Contains over one hundred descriptions of the Battle of the Alamo by people who were witnesses or who claimed to have witnessed the event. These accounts are the basis for all of the histories,... This description may be from another edition of this product.

Customer Reviews

5 ratings

Eyewitness to the Alamo Revised Edition

This book is exactly what I have been looking for for the last 40 years. Eyewitness accounts of the battle at the Alamo are hard to find in New Zealand, and after searching in vain in libraries and on the internet, I now have them all in the one book, with the added bonus of Bill's expert assessment of their reliability. I could not be more pleased!

Remembering something that happened differently

Well might they call this the "revised edition" because if ever there was an example of "revisionist history" Groneman's book would be it. Did De La Pena write his own diary or not? Was it a forgery written years and years later? Groneman knows that on this work a lot of our interpretation of the "13 days" depends. He introduces the material carefully, and weighs the pros and cons like a pro rather than a con. But all in all, when we get to the end of the book, most people will still feel that they donb't really know what happened, for most of the truth is lost to the mists of time, and when you go to the memorial and visit the Alamo site, you are struck by the sadness of it all (and also, as many have noted, by how small the building itself must have been). In comparison, the movies paradoxically create their own reality; we see a mighty building peopled with real, breathing people with virtues and faults and problems we can apprehend (John Wayne, Lawrence Harvey, Dennis Quaid and all the rest). Out of Groneman's Alamo books, this is the one to buy, even though it has the least amount of "him" in it.

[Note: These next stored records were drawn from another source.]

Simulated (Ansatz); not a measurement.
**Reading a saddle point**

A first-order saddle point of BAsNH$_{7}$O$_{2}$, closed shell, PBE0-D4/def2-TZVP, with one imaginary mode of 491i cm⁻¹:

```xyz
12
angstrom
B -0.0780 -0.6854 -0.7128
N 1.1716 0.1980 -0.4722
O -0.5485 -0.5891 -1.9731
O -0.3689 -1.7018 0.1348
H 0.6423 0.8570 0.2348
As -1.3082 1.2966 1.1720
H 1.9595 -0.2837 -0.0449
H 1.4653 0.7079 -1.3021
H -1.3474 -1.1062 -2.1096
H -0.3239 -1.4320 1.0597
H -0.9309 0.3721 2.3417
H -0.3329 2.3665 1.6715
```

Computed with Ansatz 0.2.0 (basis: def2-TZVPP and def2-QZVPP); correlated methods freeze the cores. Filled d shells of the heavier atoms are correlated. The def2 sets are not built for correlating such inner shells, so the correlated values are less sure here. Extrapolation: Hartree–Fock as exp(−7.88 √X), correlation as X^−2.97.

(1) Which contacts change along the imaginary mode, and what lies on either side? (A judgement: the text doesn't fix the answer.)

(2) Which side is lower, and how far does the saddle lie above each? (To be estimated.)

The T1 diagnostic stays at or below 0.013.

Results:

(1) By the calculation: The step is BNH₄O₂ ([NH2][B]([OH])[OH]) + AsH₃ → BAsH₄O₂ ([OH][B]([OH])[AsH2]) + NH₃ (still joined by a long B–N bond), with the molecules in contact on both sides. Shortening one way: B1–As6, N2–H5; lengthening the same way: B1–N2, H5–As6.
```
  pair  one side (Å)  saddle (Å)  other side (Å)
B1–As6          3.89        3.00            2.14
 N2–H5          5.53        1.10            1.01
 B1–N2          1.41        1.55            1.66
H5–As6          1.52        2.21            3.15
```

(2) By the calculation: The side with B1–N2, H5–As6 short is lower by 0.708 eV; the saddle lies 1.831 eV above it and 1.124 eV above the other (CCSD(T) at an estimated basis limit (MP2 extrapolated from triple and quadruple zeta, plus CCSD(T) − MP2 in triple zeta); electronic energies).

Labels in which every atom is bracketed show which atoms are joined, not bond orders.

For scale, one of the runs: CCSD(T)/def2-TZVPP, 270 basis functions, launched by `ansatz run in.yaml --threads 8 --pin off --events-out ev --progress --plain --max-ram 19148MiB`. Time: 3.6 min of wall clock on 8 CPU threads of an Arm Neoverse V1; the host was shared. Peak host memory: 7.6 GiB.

A great resource for studying the Alamo

By compiling all known first-hand accounts of the siege of the Alamo (including some with a debatable authenticity, duly noted by the author), Bill Groneman has produced an excellent, handy resource for studying this famous incident. Going back to the original sources is always the best way to gain a sense of what really happened, and "Eyewitness to the Alamo" lets the reader do this with a minimum of trouble. Groneman's comments about the various source documents are a helpful guide to their reliability, although of course not everyone would necessarily agree with his every assessment (I have particularly in mind the De la Pena "Diary"). This book makes a great companion to Alan Huffines "Blood of Noble Men" in which Huffines arranges excerpts from many of these accounts into chronological order to tell the Alamo story.

WINDOWS INTO THE PAST.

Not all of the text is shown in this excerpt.